In a 7-part treaty called `holiday task' during a long vacation in 1979 towards his 80th birthday, he narrated the story of his crusade for changes in the law through judicial activism and legislative foresight. As for the mischief of this crusade the reader is not kept waiting at all.
In his prologue he stated clearly that the principles of law developed through the social necessities of the 19th century was unsuited for the 20th century justice system. Some of the new thinking had been adopted by the law reform commissions and decided cases, while others rejected. He embellished his story with quotations from his judgments, some supporting his views while others not.
Notable among them is: "what is the argument on the other side? Only this, that no case has been found in which it has been done before. That argument does not appeal to me in the least. If we never do anything which has not been done before, we shall never get anywhere. The law will stand still whilst the rest of the world goes on; and that will be bad for both" Denning LJ in Packer v. Packer (1954) p.15@22
This quotation is timeless and instructional for lawyers and laymen considering the fact that many years later science of discovery sent crafts and human to the moon. In 21st century writs of summons, forms and proceedings are validly being filed in court via the internet.
In Part I he began a powerful but lucid tutorials on the art of document construction, emphasizing the use of language and words as well as where to help when necessary.

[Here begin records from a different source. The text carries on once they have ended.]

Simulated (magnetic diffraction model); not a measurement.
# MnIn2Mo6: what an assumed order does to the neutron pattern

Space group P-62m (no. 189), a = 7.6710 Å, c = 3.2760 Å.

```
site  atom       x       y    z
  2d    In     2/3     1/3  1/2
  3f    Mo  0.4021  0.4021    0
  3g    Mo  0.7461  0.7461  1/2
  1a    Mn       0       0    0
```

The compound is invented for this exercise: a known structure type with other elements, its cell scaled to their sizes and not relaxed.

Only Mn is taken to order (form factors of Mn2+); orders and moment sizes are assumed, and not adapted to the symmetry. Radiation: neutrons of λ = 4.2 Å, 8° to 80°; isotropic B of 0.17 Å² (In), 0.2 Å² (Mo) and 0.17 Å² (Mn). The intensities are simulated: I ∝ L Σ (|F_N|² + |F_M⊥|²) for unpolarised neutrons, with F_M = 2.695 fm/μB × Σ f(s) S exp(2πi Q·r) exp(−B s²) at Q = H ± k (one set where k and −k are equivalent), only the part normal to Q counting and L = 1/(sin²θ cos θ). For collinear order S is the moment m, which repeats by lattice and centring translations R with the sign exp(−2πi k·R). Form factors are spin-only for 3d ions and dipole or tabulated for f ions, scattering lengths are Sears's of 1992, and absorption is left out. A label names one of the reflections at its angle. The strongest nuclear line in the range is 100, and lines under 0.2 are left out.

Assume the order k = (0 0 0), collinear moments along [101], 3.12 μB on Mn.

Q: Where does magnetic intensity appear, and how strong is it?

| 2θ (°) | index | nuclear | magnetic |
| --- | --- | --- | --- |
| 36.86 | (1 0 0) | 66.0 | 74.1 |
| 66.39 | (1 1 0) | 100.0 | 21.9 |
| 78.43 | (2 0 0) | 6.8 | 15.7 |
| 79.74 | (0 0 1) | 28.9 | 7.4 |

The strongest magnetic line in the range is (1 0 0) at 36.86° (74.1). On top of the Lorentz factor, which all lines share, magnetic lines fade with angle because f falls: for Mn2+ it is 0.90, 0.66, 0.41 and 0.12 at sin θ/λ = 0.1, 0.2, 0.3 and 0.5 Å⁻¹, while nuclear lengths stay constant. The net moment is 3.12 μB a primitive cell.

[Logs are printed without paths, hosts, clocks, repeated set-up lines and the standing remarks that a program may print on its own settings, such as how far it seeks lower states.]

The author used Part II to highlight the growing use of executive or ministerial powers negatively. These were rooted in the clauses in the various enabling Acts: "if it appears to the minister or satisfied" others use ouster clauses to render impossible any attempt by aggrieved parties from seeking judicial redress. While the rest come from error of law by the administrative tribunals or ultra vires the panel. Freddie Laker `skytrain' and Ashbridge cases were used as illustrations of uncontrolled executive discretionary powers.
Part III displayed many instances where executive powers were used to stifle freedom of expression or privacy; and the effort of the judicial system to redress them through reviews, declaration and injunctions that preserved private rights.
Abuse of `group' powers featured in Part IV where the case of Showman's Guild was used ti illustrate that the club had no jurisdiction to interpret its contracts with members wrongly, as well as against other persons.
The most elaborate case High Trees, was a wartime case which led to the introduction of the doctrine of equitable estoppels into common law was documented in details in Part V. In Part VI he wetn into legal memory lane on the development of tort law, negligence culminating into Lord Atkins decision in Donoghue V. Stevenson 1932 and the impact of Hedley Byrne 1964. The new dimension of these decisions where damaged appeared unrecoverable, economic loss did not feature prominently.
The author dealt with doctrine of precedent in Part VII. Stare decis is a vital doctrin of English law and jurisprudence. His crusade focused on where past decisions were wrongly reached should the court on discovery continue to follow it until the decision is over-turned by the House of Lords? But he argued that many cases never got the chance to the House of Lords.
The case of Young V. Bristol Aeroplane provided illustration of how the court can `distinguish' the present from the past cases. He was humble enough to extend his are of research outside England and Wales , as he found support for his views in the decisions of Court of Appeal in New South Wales and Australia.
For anyone who is in doubt about his belief in the doctrine of precedent, he used his conclusing to distance himself and assured everyone that he was not against precedent; he explained that his plea is simply to keep the path to justice clear of obstructions which would impede it.
The Discipline of the Law is a compelling reading for attorneys, jurists, students and leaders who want to understand the development of British legal history and how executive recklessness, human element/sentiment were tamed by a crusading judge.
The author's radical approach could also be discerned from his 1949 Hamlyn Lecture titled FREEDOM UNDER THE LAW where he argued like American philosopher Sidney Hook who said the electorate is "the ultimate custodian of its own freedom" that enlightened citizenry controls its police not vice-versa. The author through radical interpretation has expanded the scope of English common law.
The clarity of writing exhibited in this book is unique and similar to those of his numerous judgments; and can only attributed to Lord Denning's specificities. In his epilogu titled: "Nothing must be left undone the referred to The Times of 5 January 1977 which quoted Lord Scarman : "The past 25 years will not be forgotten in our legal history. They are the age of legal aid, law reform and Lord Denning."